Question

If the system of linear equations \[x-4y+7z=g\], \[3y-5z=h\] and \[-2x+5y-9z=k\] is consistent then:
\[\left( A \right)g+h+k=0\]
\[\left( B \right)2g+h+k=0\]
\[\left( C \right)g+h+2k=0\]
\[\left( D \right)g+2h+k=0\]

Answer 1

Hint: We start solving this question by considering all the given three equations. Given the system of linear equations is consistent which means there exist at least one solution which satisfies all the three equations \[x-4y+7z=g\] , \[3y-5z=h\] and \[-2x+5y-9z=k\]. We solve the equations by multiplying first equation with 2 and adding to the third equation. Then we compare the obtained result to the second equation to find the result.

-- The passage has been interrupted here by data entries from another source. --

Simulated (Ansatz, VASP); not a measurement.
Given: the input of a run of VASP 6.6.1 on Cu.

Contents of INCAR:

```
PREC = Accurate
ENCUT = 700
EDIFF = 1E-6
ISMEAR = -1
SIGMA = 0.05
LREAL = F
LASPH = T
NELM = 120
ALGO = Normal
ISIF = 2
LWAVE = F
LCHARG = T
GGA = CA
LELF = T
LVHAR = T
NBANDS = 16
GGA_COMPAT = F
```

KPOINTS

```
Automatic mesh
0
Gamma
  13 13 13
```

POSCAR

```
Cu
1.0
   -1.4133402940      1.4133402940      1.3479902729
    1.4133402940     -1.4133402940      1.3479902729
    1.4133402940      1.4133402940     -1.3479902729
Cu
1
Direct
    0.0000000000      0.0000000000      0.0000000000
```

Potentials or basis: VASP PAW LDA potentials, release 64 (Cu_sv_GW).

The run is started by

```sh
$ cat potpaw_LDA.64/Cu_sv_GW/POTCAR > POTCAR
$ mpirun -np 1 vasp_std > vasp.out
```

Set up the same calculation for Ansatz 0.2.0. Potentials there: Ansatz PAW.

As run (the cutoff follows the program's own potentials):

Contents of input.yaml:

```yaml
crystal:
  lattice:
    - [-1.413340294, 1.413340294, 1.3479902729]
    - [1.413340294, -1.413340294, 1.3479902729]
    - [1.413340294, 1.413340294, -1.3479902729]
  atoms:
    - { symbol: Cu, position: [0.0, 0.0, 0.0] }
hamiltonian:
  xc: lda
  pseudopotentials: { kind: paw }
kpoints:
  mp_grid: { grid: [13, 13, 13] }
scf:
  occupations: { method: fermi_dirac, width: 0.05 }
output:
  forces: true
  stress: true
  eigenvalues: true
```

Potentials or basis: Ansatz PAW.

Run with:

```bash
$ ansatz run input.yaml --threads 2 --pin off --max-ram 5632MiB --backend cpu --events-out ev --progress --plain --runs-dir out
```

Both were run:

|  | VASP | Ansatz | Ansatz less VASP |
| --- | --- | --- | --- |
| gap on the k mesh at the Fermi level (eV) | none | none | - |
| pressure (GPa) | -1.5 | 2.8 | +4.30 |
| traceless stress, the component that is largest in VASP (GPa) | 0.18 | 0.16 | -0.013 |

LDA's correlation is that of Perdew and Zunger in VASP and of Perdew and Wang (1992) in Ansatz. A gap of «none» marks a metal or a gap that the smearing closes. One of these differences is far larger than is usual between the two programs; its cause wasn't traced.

Complete step-by-step answer:
Let us consider the given three equations,
\[x-4y+7z=g................\left( 1 \right)\]
\[3y-5z=h..............\left( 2 \right)\]
\[-2x+5y-9z=k...........\left( 3 \right)\]
Now, the equations (1), (2) and (3) are of the form \[ax+by+cz=n\]
From equation (1), \[a=1\], \[b=-4\] ,\[c=7\]and \[n=g\]
From equation (2), \[a=0\] , \[b=3\] , \[c=-5\] and \[n=h\]
From equation (3), \[a=-2\],\[b=5\] , \[c=-9\]and \[n=k\]
Now we multiply equation (1) with the number 2, just to make both the ‘a’ term of equation (1) and (3) equal and opposite sign so that we can add both the equations and make the ‘a’ term of the resultant equation 0.
\[2\left( x-4y+7z \right)=2g\]
\[2x-8y+14z=2g................\left( 4 \right)\]
Now, we add equation (3) and (4), we get,
\[(2x-8y+14z)+(-2x+5y-9z)=2g+k\]
\[(2x-2x)+(-8y+5y)+(14z-9z)=2g+k\]
\[-3y+5z=2g+k\]
Let us multiply the resultant equation by (-1), we get,
\[3y-5z=-2g-k.............\left( 5 \right)\]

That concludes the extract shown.